Saturday, 8 December 2012
Double jeopardy
Why not pop over to the Pocketeers blog today where we are counting down to Christmas with a heroine for
every day of Advent. Today's heroine touches on an interesting point of English law - double jeopardy, and as I am now writing crime it is something I find fascinating.
Not long ago I was visiting Salisbury Cathedral and there, laid out in a glass cabinet, for all to see was the Magna Carta. This document is the basis for the laws under which we live that, for example, protect property and basic human rights. There were in fact a number of versions of the Magna Carter or Great Charter and therefore this wonderful old document perfectly preserved on vellum with superb calligraphy was not the only one. However, it did make the hairs on the back of my neck raise, to see one of the first examples of a Bill of Rights which encapsulates many of the basic laws and freedoms of not just the UK, but the world's democracies.
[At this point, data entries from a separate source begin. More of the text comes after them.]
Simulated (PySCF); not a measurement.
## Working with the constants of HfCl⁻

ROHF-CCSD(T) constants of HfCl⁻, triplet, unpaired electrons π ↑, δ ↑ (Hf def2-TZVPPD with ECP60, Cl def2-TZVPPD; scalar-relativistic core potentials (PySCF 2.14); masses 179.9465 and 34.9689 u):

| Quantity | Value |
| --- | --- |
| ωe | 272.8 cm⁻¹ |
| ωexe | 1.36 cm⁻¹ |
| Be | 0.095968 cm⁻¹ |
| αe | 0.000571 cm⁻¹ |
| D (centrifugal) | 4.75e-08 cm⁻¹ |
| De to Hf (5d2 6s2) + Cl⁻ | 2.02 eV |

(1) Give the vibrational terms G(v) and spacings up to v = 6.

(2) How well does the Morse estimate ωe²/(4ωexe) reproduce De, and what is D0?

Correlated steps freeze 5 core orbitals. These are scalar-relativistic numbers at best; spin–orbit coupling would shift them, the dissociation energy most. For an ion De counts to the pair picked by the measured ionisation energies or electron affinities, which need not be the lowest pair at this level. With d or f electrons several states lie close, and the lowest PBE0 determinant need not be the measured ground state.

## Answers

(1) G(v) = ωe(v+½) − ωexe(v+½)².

Double jeopardy is a law which up until 2003 meant that you could not in the UK be tried more than once for a murder. So, if you managed to get away with it once, you could be safe in the knowledge that you had bucked the system for ever. The right not to be tried twice was however turned over after 8 centuries partly following the murder of young Stephen Lawrence, a model student whose mother Doreen campaigned for years to uncover Police mistakes and insist the perpetrators were brought to trial. One of them, Dobson, had been tried for Stephen's murder and acquitted. However, many years later, new evidence was uncovered - a jacket with blood and fibres which proved that Dobson must have been at the scene of the murder and had no innocent reason for being there. He was retried and jailed. This fascinating case is one of the reasons why I have turned to writing crime! Double jeopardy is a Hollywood film starring the actress Ashley Judd which explores this theme.